The output file of pkglite::pack() uses a standard file format to allow the storage, exchange, and parsing of the packaged assets. The specification for this file is detailed below.

Filename and extension

Unless specified, the output file is automatically named.

  • A single R package named pkg1 is packed into pkg1.txt.
  • Multiple R packages named pkg1, pkg2, … are packed into pkglite.txt.

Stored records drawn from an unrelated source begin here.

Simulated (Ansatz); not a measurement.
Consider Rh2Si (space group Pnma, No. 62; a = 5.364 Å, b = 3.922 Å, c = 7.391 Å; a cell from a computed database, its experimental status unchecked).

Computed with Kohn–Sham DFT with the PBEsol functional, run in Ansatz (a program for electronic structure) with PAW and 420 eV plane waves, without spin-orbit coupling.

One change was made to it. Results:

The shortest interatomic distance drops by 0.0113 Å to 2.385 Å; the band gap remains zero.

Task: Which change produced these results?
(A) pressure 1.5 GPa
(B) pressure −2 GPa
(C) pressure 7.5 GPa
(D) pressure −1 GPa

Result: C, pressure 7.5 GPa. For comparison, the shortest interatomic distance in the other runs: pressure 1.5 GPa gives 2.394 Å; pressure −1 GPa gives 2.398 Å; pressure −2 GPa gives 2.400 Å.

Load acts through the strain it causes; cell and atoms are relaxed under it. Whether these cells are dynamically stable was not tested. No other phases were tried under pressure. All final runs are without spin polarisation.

The file extension is .txt so that one can recognize, open, and inspect it directly using regular text editors.

File format

The overall goal here is to make the file format unambiguous, human-friendly, and machine-readable. For pkglite.txt, we follow the DCF (Debian Control File) format, used by Debian, R, and RStudio IDE. The minimalist, time-tested format allows us to save key-value data in plain text that humans can easily read and write. The format is also extendable to include more information about the assets being packed.

File structure

A pkglite.txt is structured following these rules:

  • One file contains multiple DCF format blocks.
  • Each block includes the metadata and the content of one file in an R package.
  • Each block is separated by a blank line. The last block has a trailing blank line.

Field names and values

Each block has at least four key-value pairs called fields. For example:

Package: pkglite
File: R/pkglite-package.R
Format: text
Content:
  #' @keywords internal
  "_PACKAGE"

The keys and values in these fields are separated by a colon and a whitespace except for Content, whose value part starts in a new line.

Package

R package name. Since one pkglite.txt might contain files from multiple packages, this field is used to declare the package the file is under explicitly.

This design implies that each pkglite.txt can only store multiple R packages with unique names.

File

The relative path (to the package root) of the file.

Format

File format category. It can be text or binary. This determines how the file content will be read and written.

Content

The file content. The text format files are stored as-is, while the binary files are stored in the hexadecimal format, following the RTF format convention. In both cases, two whitespaces are added before each line of the value part.